By Cloud-Native SIG
When it comes to the network download field, you may think of C/S mode based on the TCP/IP protocol suite first. This mode expects each client to establish a TCP connection with the server. The server polls and listens for the TCP connection and responds, as shown in the following figure:
At the end of the last century, people developed application layer protocols (such as HTTP and FTP) based on the idea of C/S mode. However, the disadvantages of the C/S mode are clear: the server load is too large, and the download rate is too slow. With the increasing scale of the Internet and the demand for download data size, download rate, etc., these disadvantages are constantly magnified.
Based on the background above, some people combine the idea of a P2P network and load balance to propose the P2P download mode. In this mode, the server no longer bears all the download pressure but is only responsible for passing the file metadata, and the real file download connection is established between the clients. At the same time, a file can be divided into multiple blocks, and different blocks in the same file can be downloaded on different clients, which makes the downloaded file flow dynamically in the P2P network, thus significantly improving the download efficiency, as shown in the following figure:
The Decentralized P2P download (based on DHT technology) adopts distributed network technology to store and retrieve information. All information is stored in the form of hash table entries scattered on each node, thus forming a huge distributed hash table in a network-wide manner. On this basis, the decentralization of a single server is achieved. The hash table is responsible for the allocation of the load, and the load of the entire network is evenly distributed to multiple machines.

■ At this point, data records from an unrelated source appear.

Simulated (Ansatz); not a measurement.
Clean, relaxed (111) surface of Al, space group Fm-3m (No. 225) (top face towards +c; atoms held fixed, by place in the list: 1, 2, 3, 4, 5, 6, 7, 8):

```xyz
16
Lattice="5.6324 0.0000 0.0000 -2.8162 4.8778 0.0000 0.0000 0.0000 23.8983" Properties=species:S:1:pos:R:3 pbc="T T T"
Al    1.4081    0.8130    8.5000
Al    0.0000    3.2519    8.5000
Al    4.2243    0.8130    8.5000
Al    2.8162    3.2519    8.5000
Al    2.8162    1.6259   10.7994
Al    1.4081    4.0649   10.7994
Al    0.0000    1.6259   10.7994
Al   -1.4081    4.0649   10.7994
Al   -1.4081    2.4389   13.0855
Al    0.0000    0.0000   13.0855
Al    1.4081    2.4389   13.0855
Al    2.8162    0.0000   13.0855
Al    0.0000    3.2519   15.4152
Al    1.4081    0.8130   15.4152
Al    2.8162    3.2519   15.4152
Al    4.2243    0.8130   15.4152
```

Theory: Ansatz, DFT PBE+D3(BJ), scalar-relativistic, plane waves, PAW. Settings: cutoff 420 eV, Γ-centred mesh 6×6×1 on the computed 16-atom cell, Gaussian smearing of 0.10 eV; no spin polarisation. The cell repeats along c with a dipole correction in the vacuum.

Dragonfly is a P2P-based intelligent image and file distribution tool. It aims to improve the efficiency and rate of large-scale file transfer and maximize the use of network bandwidth. It is widely used in application distribution, cache distribution, log distribution, and image distribution.
Dragonfly combines the advantages of C/S architecture and P2P architecture. It provides a customer-oriented C/S download mode. At the same time, it provides a P2P back-to-source mode for server clusters. Unlike the traditional P2P technology, the peer-to-peer networks of Dragonfly are built inside Scheduler. The goal is to maximize P2P internal download efficiency, as shown in the following figure:
Dragonfly focuses on image distribution and file distribution and provides users with stable and efficient download services combined with the idea of a P2P network and server cluster. Dragonfly hopes to build a P2P network inside the server and divide different host nodes of the server into four roles: Manager, Scheduler, Seed Peer, and Peer. They provide different functions, respectively.
The Manager provides the overall configuration function to pull the configurations of other roles and enable communications between the four roles. The Scheduler provides the download scheduling function. The scheduling result directly affects the download rate. Seed Peer is responsible for back-to-source downloads and pulls required images or files from external networks. As a server in the C/S architecture, Peer provides download functions to customers through various protocols. The architecture diagram is shown below:
In the architecture, Seed Peer supports downloads from external networks using multiple protocols. Seed Peer can also be used as a Peer in a cluster. Peer provides download services based on multiple protocols. It also provides a proxy service for image registry or other download tasks.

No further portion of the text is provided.